Inspiration

We feel that people are not aware of potential savings of cooking at home. We wanted to build a tool that lets users see something they want, and know what they need to make it with one click. This tool will find the best possible price, balancing the cost of the ingredients and travel cost to the nearest supermarket. We want to incentivize home cooking by saving users time and money.

What it does

Praisal is a browser extension that reads webpage content, ideally a recipe, and generates a list of ingredients. The ingredients are passed to an API to get ingredient prices and proximity to the user. We list the ingredients, sum their prices, and display relative savings for buying in bulk.

Recipes from pages can be saved locally or with Google sync, so they can be recalled later.

How we built it

We used a detailed grocery API, which matches ingredients with prices. The Chrome extension is built using the Chrome API and vanilla JavaScript.

Challenges we ran into

The food API we used is not one of the APIs offered by Hack Western. They give limited API requests and we would have needed to pay for consistent access. Getting the prices for each individual ingredients counts as API request, so we would run out of available requests during the demo. In order to solve this problem, we designed our project so it's compatible with the API for the future, but we substituted the API with a mock API written using Express.js, to demonstrate functionality without the "ideal" software architecture.

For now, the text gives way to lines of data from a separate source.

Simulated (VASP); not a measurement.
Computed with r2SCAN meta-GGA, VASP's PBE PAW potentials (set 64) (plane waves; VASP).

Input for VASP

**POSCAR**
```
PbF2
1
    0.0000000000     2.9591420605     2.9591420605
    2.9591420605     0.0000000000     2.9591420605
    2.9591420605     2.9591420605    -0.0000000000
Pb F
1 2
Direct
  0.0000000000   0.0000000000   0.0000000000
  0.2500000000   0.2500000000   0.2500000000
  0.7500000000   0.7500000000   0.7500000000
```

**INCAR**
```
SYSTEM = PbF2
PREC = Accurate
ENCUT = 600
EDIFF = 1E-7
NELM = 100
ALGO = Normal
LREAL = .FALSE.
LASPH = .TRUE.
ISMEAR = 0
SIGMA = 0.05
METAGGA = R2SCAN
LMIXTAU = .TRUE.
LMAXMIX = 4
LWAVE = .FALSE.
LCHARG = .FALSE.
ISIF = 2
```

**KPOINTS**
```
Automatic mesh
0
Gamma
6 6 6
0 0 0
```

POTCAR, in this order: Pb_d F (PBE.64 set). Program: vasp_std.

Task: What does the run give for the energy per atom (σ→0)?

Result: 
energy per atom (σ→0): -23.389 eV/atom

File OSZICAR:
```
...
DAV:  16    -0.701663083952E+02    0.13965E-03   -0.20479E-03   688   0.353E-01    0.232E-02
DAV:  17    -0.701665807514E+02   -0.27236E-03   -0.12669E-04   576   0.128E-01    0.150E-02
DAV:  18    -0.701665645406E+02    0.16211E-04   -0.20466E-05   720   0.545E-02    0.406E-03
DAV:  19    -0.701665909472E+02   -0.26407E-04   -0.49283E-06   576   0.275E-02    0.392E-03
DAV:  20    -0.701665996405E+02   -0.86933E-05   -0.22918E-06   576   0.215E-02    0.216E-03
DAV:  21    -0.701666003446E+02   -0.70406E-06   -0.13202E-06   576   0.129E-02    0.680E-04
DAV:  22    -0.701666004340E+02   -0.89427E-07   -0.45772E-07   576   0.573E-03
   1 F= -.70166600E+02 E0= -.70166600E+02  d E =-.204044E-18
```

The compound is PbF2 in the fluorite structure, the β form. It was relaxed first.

Accomplishments that we're proud of

We have a demo-able product that shows people what they need to know and why it's useful.

What we learned

We learned about focusing on what's important. With limited time and resources, we built a lightweight app that demonstrates the key idea we want to pitch. Chrome extensions are essentially webpages.

What's next for Praisal

Praisal could be fully integrated with a food API, for more robust ingredient matching and an enormous database of prices and nearby locations to choose from. In that case, API requests must be optimized. It's too expensive to retrieve "eggs" over and over.

The next "core" feature would be to add grocery planning over time. The Chrome extension should allow users to maintain a grocery list. This would fully realize the extension's goal of automating grocery shopping.

The extension could use machine learning to become more literate online and read recipes on blogs more accurately.

We may also add optional parameters for food qualities (organic, vegan, etc).

This tool could potentially be integrated with an online supermarket such as Amazon Pantry. The summary provided by the tool could be ordered online with one click for an instant home cooking package delivery request.